5 Lies Dads Tell Themselves About Working Long Hours

The movie Liar Liar opens with Fletcher Reede (played by Jim Carrey) bringing his son Max to work on the day before his fifth birthday. As they walk through the office, Max watches his dad tell a series of lies to his coworkers, learning that his dad is a master liar. When Fletcher phones to say he’ll have to miss Max’s birthday because “he has to work,” Max sees through his father’s lie and wishes that for one day, his dad will have to tell nothing but the truth.

Many dads put in long hours out of necessity, fully aware of the impact our absence can have on our kids. Some of us might lie to our kids like Fletcher Reede did, while others might be fooling themselves instead. Here are 5 lies dads tell themselves about working long hours.

1. I’m just teaching my kids the value of hard work.

It doesn’t matter if a man is working long hours in an office or in a trade. Every job, if done well, demands hard work from us. When we start habitually putting in longer and longer hours, we can tell ourselves “I’m just teaching my kids the value of hard work.” While there might be some truth in that statement, we might also be telling them that our work is more important than they are.

2. My kids need _________ more than they need me.

Dads work hard to give their kids a better life. It’s common to hear a dad talk about giving their kids something they didn’t have growing up. The problem is when we become more concerned with these things than spending time with them. Kids would gladly give up a week at Disneyland or a new PlayStation for seeing us coming home an hour earlier every day.

There may be times we need to work long hours, but there also need to be times we give long hours to our kids.

3. My job is too important.

Whether it’s long shifts, looming deadline, or an emergency, every job can demand extra hours from us. When this becomes the norm, we can start to place work commitments ahead of all of the places our kids need us to be. There may be times all of us need to work long hours, but there also need to be times we give long hours to our kids.

4. I’m not that good of a dad anyway.

Men are often keenly aware of their shortcomings. We can look at ourselves in the mirror and see the ways we don’t measure up. This can be true of our work, our faith, our marriage, and our parenting, especially during difficult times that affect every family. When we feel discouraged by life or negative self-talk, we can allow work to become the place we hide from the responsibilities we have to our kids.

5. Everyone will love me more if I get this promotion.
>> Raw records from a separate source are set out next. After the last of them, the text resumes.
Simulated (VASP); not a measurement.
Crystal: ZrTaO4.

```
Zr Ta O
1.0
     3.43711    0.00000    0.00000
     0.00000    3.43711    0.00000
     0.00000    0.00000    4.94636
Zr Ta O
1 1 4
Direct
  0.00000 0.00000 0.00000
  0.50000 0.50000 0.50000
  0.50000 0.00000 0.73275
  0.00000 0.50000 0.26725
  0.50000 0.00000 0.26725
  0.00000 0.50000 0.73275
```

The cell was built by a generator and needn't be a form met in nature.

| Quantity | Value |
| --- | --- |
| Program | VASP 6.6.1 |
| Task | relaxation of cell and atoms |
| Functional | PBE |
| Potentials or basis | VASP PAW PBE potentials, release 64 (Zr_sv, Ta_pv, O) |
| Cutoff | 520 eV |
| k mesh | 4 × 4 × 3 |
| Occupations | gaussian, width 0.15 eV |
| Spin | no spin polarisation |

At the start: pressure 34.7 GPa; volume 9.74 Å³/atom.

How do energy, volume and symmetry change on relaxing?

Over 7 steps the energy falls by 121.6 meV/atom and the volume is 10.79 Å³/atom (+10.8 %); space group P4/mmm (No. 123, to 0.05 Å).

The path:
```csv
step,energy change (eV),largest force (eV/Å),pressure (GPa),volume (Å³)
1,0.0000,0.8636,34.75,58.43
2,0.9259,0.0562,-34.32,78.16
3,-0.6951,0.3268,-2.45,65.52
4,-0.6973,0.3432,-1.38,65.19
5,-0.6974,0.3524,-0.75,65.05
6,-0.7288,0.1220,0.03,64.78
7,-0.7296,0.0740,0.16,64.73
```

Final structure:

For many men, our sense of self-worth can be tied to our accomplishments at work. It makes sense then that we are easily driven to find greater success at work. The problem here is when we start to imagine that our kids see us the way some other people do—that they would love us more if we had a more important job title or a bigger office. Our kids don’t love us because of our professional successes. They just want us to spend time with them.

Sound off: What are some other lies dads tell themselves about working long hours?

Huddle up with your kids and ask, “If we had an evening all to ourselves, how would you like to spend it?”